The winningest coach in Westwood will now be on the pool deck twice as often.
Adam Wright, who has coached the men’s water polo team for the last eight seasons, was also named coach of the UCLA women’s water polo team Thursday afternoon.
In addition to winning the Bruins’ two most recent national championships, the two-time Division I Coach of the Year has the highest winning percentage among active NCAA coaches, and the highest winning percentage for any coach in UCLA history. It ranks nearly six full points higher than John Wooden’s.
Of his 206 total wins at the helm of the men’s program, 57 came in consecutive fashion, which broke the NCAA men’s water polo record for most victories in a row.
[Related: Men’s water polo coach Adam Wright hits 200th career win]
Wright takes the reins from Brandon Brooks, who coached the women’s team to three second-place finishes from 2010-2017, and to four Mountain Pacific Sports Federation championships.
Wright’s total gross pay was $198,835, with Brooks’ coming in at $128,509 in 2015 per transparentcalifornia.com.
Before Brooks took over for now-women’s senior national team coach Adam Krikorian, the women’s team had won five straight national championships. Krikorian was the most recent UCLA coach to head up both the men’s and women’s water polo programs. USC’s water polo coach, Jovan Vavic, also coaches both teams.
This year, UCLA had the No. 1 seed in the NCAA Tournament after a one-loss regular season campaign, but fell to No. 2 Stanford in the national championship game.

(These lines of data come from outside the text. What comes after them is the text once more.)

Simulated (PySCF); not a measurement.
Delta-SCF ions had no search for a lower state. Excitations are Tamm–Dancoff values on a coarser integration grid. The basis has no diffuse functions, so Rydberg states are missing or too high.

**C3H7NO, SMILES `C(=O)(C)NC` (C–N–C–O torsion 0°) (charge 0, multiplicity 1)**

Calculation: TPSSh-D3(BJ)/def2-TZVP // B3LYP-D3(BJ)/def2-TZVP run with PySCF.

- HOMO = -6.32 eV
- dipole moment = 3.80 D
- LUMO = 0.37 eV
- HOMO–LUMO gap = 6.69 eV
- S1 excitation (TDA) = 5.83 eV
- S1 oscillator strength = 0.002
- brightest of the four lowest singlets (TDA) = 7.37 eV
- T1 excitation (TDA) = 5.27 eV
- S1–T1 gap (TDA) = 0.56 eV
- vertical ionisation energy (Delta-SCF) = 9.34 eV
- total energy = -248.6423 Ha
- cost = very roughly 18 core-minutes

[Related: Women’s water polo drops NCAA championship to Stanford in the final minute]
UCLA, with Wright now at the helm, will enter 2018 without a star-studded senior class that included Olympian and UCLA record-holder Rachel Fattal, as well as senior national team members Kodi Hill and Alys Williams, but will return rising sophomore leading scorer Maddie Musselman and rising junior starting goalie Carlee Kapana.